Ménagerie; Abbas Akhavan and Marina Roy


DATE
Tuesday April 21, 2009
Location
DAÏMÕN
78, Hanson St. (Hull area), Gatineau (Quebec), J8Y 3M5

Exhibition from April 21st until May 10th 2009

Ménagerie
Abbas Akhavan
Marina Roy

Residency from April 4th until April 24th 2009
Exhibition from April 21st until May 10th 2009
SWARM / Opening April 21st, 6 – 9 PM
Artist talk April 23rd, 6H30 PM
At DAÏMÕN’s StudiÕ and at AXENÉO7, 80, Hanson St., Gatineau.
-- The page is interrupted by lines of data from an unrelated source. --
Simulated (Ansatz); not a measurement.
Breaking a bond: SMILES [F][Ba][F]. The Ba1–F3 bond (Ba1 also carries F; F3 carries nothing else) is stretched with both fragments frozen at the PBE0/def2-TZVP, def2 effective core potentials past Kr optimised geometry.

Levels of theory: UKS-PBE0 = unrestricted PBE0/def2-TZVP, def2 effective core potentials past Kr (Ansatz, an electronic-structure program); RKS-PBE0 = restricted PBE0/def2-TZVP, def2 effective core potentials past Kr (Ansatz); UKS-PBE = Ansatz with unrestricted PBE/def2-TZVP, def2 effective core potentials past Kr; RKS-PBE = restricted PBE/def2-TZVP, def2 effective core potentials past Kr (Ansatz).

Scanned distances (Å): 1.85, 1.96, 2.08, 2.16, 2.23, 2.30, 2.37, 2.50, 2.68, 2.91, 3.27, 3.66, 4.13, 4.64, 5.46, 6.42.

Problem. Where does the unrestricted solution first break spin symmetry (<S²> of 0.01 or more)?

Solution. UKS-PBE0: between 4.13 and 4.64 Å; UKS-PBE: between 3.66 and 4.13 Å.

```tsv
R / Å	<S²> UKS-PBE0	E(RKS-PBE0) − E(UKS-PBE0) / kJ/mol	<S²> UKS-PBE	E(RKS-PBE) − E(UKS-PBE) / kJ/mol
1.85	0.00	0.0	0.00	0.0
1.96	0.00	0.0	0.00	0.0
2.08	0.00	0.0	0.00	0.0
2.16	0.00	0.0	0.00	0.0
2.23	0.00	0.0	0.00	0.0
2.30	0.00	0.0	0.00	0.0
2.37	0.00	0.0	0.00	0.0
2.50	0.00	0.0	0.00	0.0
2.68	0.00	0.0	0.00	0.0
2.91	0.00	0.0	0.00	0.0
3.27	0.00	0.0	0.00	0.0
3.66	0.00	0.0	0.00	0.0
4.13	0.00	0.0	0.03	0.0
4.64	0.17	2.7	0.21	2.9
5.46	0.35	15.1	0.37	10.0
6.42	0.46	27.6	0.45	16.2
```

This event is part of BC Scene / www.bcscene.ca

Marina Roy and Abbas Akhavan will make a residency and an exhibition at Daïmõn and AXENÉO7 and will present their individual and collaborative works.The residency of Marina Roy will be occupied with researching and creating new video and sound work on human-animal distinction. For Abbas Akhavan the residency will be spent researching, making, and installing a series of work that deal with property and domesticity.  The collaborative show is still in the making – the work will most likely be an installation contingent on the site and will deal with our shared interest and research into domesticity and nature.

MARINA ROY
Much of the current work of Marina Roy has reflected on human-animal distinctions as it relates to art and psychoanalysis. Human “progress,” culminating at the mid-19th century (up to the present), has meant that the animal becomes progressively “spectral,” to the point of extinction, the post-animal condition. How have we distinguished ourselves from the animal world since we crossed the great divide during the Paleolithic era, and why has it resulted in conquest, destruction, and separation from “nature” rather than adapting “better” ways of living within it? Through art and technology, humans have perpetuated themselves into an “immortal” sphere via mimesis, representation, and mechanical/digital reproduction. In our establishment of a system of taboos and transgressions (laws regulating violence and sexuality), rationalizing our drives and repressing libido, creating simulacral worlds in the realm of the phantasmatic or otherwise, humans have somehow convinced themselves of the necessity to dominate all spheres of life, and in so doing, conquer death.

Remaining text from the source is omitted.